Parallel to these studies concerned with public action, others develop a more critical reflection on the means themselves, and their evolution. A number of them consider the ever-progressing behavior regulation technologies as what Michel Foucault called “bio-power”: they reveal the insertion of always more subtle power relations within bodies and behaviors. This police activity and its extensions are described as the milieu par excellence where these standardizations become accepted, as they are performed on a daily basis and justified by the goal of reducing the loss of human human lives. Other researchers show that an organizational study of police systems raises the question of the efficiency of such programs. Technological and administrative tools are in fact incorporated to the “music” of the organization (Manning 2008) and act according to its criteria and definitions of issues, which are sociological constructs. Following a reasoning at times more philosophical, several authors question the relation between man and machine as it is in place in this form of policing, and the dehumanization of the road simultaneously in process. Cars and roadways are seen as the space for a specific social experience, an experimental field for future evolutions, which in this respect must be studied. The major question is that of the acceptability of these technical and automatized artifacts. While it is an effect of public policies, it is also dependent on habits developed with broader social mutations. Rather than offering an opportunity for the denunciation of the control of the body, the disappearance of the police body and physical interactions, replaced by remote, computerized surveillance, would then invite the questioning of the creation of new forms of social relations, navigating between internalization, adjustments, and resistance.

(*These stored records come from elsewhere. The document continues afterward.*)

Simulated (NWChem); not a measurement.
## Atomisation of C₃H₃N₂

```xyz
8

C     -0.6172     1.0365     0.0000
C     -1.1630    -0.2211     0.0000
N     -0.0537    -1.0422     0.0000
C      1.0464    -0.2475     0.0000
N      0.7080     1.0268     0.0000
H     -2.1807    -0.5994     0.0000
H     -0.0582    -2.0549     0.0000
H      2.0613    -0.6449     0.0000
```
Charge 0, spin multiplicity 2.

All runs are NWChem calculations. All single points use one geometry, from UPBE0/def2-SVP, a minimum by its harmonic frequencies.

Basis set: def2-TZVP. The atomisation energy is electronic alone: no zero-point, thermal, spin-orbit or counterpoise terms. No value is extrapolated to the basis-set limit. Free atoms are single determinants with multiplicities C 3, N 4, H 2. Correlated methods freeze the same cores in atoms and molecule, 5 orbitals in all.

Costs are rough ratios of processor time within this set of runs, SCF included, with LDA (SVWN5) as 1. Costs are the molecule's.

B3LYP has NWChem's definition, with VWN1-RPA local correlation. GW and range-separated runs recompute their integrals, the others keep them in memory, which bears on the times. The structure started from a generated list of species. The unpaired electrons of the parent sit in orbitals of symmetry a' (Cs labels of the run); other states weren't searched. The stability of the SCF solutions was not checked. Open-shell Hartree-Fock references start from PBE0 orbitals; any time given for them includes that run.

What Efficiency? Reducing Accidents, Normative Incorporation, Social And Cultural Variations
The last question can be worded as follows: what is the efficiency of this multiform action? Answers are contradictory, and are open to a debate that is not defined as of yet. Criminologists and sociologists have long shown that police action is generally of little influence on the evolution of criminality. Yet, traffic police may be the exception to the rule: it is one of the only field where this impact is established and measurable. It can be seen in the evolution of the figures: the number of death per 100,000 inhabitants within the OECD went from 23.4 in 1970 to 11.4 in 1999, while in some countries such as Israel, the rate of deadly accidents has been divided by ten in the same period. This trend has been confirmed in recent years, as can be seen in the United States, Hungary or Ireland, where the number of death has followed a stronger declined between 2008 and 2011 than it had during the 15 preceding years. Overall, when a variety of road safety measures are massively implemented in coordination, a rise in the number of drivers can be observed, as well as a decline in the number of accidents. This observation, however, is disputed: some researchers think that the decline is not due to police action or law enforcement, but rather to technical progress in vehicles and road environments, as well as the social acceptance of the norms, the real condition to the efficiency of these measures. Other studies focus more on some countries, some but not all of them developing countries, or on a selection of regions within countries, where the trend cannot be observed.
In any case, traffic police action is often considered a field of choice for observation, because of the intense impact of normative pressure, of the repetition of contacts, of the will to make mobility easier, and of the internalization of driving laws and norms. The analysis of the action of traffic police agents (most often at an intersection) is a staple of sociological studies: on the changes in behavior when drivers are faced with an officer (E. Goffman), on the internalization of social order into non-conscious habitus, through the “natural” respect for driving rules (P. Bourdieu), or on the revealed cognitive styles, through a relation to the rule that would be specific to differentiated societies (H. Garfinkel).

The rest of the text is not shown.